6:00 PM
There are many of these days.
Hard-waking. Slow to rise. Stumble down the stairs. Shower to life. Dry. Deodorize. Dress the part. Head out to the truck. And there it is. Fresh air. Clean snow. A brilliant, rising sky. And I want to stand and breathe and believe all of those things that I used to believe. How simple life is. That love is all around. That there are beautiful, thinking people out there rising to the day, carrying dreams, wanting something else, a bit more, but I stop myself. Once I start, I will not want it to end.
Reality is momentary. We must equip ourselves with the tools of the day. A pleasant attitude. A phony smile. False confidence. So that we can find the key. Turn the ignition. Motor into the day. Live the life of a person we weren’t meant to be.

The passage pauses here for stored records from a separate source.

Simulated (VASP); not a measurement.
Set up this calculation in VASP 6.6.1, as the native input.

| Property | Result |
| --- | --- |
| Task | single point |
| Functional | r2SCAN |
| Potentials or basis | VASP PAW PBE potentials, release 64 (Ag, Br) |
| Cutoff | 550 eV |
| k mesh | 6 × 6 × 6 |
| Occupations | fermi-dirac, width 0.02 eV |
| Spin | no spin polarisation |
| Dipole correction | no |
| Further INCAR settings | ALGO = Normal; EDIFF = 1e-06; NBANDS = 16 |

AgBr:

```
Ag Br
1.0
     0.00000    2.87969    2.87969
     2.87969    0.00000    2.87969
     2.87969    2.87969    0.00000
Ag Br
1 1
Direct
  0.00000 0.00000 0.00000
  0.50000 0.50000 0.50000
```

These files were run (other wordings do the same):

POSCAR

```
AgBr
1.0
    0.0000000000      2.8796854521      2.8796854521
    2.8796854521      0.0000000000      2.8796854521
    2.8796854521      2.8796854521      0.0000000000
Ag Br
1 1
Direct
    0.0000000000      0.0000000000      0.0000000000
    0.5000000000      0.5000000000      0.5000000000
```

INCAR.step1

We weren’t meant for this.
These routine days. This forced permanence in a world of flux. But we settle anyway. For family, we say. For security, we believe. And we convince ourselves of this so that we can feel that we’ve accomplished something. That we’ve done right. That we have provided, helped and loved, so that someone else can carry on. Maybe grow up, make the break, be the person we wanted so much to be.
It’s too late for us to change. There’ll be no breaking through. No rising high. We will live the middle class life of living, buying and dying, and we will pass as surely as any others. We are the bridge between the Haves and the Have Nots. The part that’s skipped when a person goes from rags to riches. Riches to rags. We are filler in the pothole. Caulk around the winter window. The hands that bear the caskets.
We are not meant for greater things. And greater things are not meant for us. Slowly, blindly, we lose touch with those things that burn deep. The childhood beliefs, the enthusiasm, the heart-pounding urgency. All of it is sighed away to sleep.
Until we wake the next day.
Here is another chance, we think. Maybe this is the day.
The alarm sounds. We struggle to pull ourselves from the warmth. Shower. Dry. Deodorize. Dress the part, and walk into another cold winter day.